Conventional Tax Strategies for Real Estate
Many real estate investors boast of their tax strategy as involving one or more of the following:
Depreciation – This is a tax concept where the property owner pretends that his property is decreasing in value. For residential real estate, it assumes that the property’s improvements will become worthless over 27.5 years. In commercial real estate, the calculation is for 39 years. During each year of property ownership, the owner can take that year’s pro rata depreciation as if it is a loss against the income of the property… which reduces the taxable income of the property, thus reducing the amount of taxes due. Upon future sale of the property, depreciation normally must be “recaptured” which means that there is no more pretending, and the taxes on the truly realized gains must be paid anyways.

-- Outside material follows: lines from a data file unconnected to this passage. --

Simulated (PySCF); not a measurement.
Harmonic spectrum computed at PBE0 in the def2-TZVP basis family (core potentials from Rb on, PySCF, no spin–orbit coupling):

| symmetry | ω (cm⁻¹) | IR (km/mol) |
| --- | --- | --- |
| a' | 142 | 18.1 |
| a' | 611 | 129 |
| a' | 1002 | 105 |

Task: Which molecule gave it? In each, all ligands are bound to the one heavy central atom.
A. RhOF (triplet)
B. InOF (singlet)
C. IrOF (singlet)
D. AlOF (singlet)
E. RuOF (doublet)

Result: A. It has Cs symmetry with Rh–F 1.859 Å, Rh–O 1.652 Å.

Cash out Refi – This is where the owner of the property will refinance the mortgage. The new loan will have a higher balance than the old one, resulting in “cash out”. Because this is just borrowing, it is not a taxable event. Upon future sale of the property, however, taxes will normally be due on the actual gains anyways.
1031 Exchange – Upon the sale of real property, the gains can be deferred if they are used to purchase property of “like kind” within a certain time period. It goes something like this:
- Sell Property A
- Have a “qualified intermediary” receive the proceeds of the sale
- Replacement property (“Property B“) must be identified in writing within 45 days of the sale of Property A
- Property B must be purchased (closed) within 180 days of the sale of Property A
- Property B must be of equal or greater value to Property A
- Both properties must be “like kind”. For instance if Property A was U.S. real estate, Property B must also be U.S. real estate.
So, savvy real estate investors often pride themselves in combining these tax strategies to drastically reduce or even eliminate taxes. This can be a very powerful strategy.
Don’t let the tail wag the dog
Perhaps an even more powerful strategy is to use a Self Directed IRA or 401(k). I think where using retirement accounts can add an advantage is by not requiring you to 1031, refi, or follow any restrictive plan in order to defer or eliminate taxes.
Let’s imagine I buy an investment property in my IRA, and you buy a similar property outside your IRA. We both want to eliminate or defer taxes. I have more options on how I can proceed with my investment than you do.
- When I sell my property, I don’t have to buy another one within a few months.
- I don’t have to continue buying more expensive properties; i.e. “trading up“.
- I don’t have to use a certain amount of leverage to ensure I have enough interest expenses to sufficiently reduce my taxable income.
- I don’t have to borrow my gain through a refinance and bear the interest expense. I can just sell.
- I can focus on maximizing cash flow instead of trying to hit a sweet spot of only getting enough cash flow that can be hidden by depreciation deductions.
- I can invest in real estate options, mortgage notes, revenue participation contracts, and virtually anything else with my proceeds… including assets in a foreign country.
Repeat this situation over and over, and I believe my additional options will sometimes result in better bottom line investment performance. I want maximization of investment performance as my unconditional primary focus, and that is only possible when I can buy what I want when I want.
Simple Advice: Buy & Sell at Different Times
When I had my mortgage company, I asked one of my wealthiest clients why he didn’t use 1031 exchanges. He explained to me, “Jeff, I’m not a genius. I don’t know everything about the real estate market and what it’s going to do. So I have to keep things simple: I buy when property is cheap, and I sell when property is expensive. Normally these two events are further apart than 180 days, so I don’t use the 1031.” He was basically playing on market cycles. Things go up and come down. He buys when they are down, and sells when they are up. I like to take his philosophy a step further: to fully make use of market cycles you must be prepared to invest in real estate in different locations, and in different ways… (i.e. real estate options, debt instruments secured by real estate, different purchase prices, etc.)
In another item of notability, the inflationary situation is creating an encouraging opportunity for investment into any asset not exposed to US Dollars. You can’t use 1031 to defer the gains of a US property into a foreign property.
Imagine how your next real estate investment will go if you knew you could buy and sell when and where you want and still defer the taxes on income and gains.